Top global institutional investors and leading MENA companies see best three-year returns in the UAE and Egypt; are tipping health care and consumer staple plays for 2016; and think corporate earnings will fall 10-20% this year as growth slows amid slumping oil prices
Global institutional investors and major listed companies from across the Middle East and North Africa are evenly split on the outlook for MENA equities over the medium term: Exactly 50% said “Yes” and 50% replied “No” when asked whether they expect MENA equities to outperform their emerging market peers over the coming three years.
That is just one of the key findings coming out of the first annual EFG Hermes MENA Consensus, a unique real-time survey of 455 institutional investors from around the world and senior executives from 117 major listed MENA companies who gathered yesterday in Dubai for day one of the 12th Annual EFG Hermes One On One, which wraps up tomorrow.
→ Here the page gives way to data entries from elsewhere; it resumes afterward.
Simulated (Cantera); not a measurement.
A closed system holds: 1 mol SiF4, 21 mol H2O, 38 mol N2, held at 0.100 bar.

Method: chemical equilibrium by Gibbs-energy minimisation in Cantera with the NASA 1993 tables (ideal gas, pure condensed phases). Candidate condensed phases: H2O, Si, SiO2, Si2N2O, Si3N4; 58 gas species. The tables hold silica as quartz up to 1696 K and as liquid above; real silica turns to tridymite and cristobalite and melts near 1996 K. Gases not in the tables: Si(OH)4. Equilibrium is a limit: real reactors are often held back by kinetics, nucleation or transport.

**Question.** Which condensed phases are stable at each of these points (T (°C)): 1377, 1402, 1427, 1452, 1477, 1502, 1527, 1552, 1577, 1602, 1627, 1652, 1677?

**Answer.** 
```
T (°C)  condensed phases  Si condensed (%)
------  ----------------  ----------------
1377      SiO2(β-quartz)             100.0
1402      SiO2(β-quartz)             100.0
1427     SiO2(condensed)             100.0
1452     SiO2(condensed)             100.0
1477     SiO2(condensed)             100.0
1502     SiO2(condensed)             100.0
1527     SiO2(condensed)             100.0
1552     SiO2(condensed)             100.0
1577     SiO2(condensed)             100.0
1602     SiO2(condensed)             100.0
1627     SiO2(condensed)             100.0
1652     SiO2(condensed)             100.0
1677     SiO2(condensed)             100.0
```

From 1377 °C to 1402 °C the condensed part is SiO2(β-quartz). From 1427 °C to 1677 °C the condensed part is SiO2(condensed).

The live survey was a feature of a headline debate on whether “MENA can escape the boom and bust cycle of oil.” The debate featured Hedi Ben Mlouka (CEO of Duet MENA) and BishoyAzmi (CEO, Al-Shafar General Contracting) arguing in the affirmative, while Ashraf El Ansary (CIO, Exante) and Catherine Bolgar (former managing editor of Wall Street Journal Europe) argued an escape was unlikely.
“This year will be testing for global and MENA markets,” said Simon Kitchen, head of Macro Strategy at EFG Hermes and moderator of yesterday’s debate. “Liquidity is tightening; volatility is rising across asset classes. Commodity prices are collapsing, China is re-balancing and energy markets are undergoing a fundamental change. Meanwhile, populists are gaining ground in both the U.S. and Europe.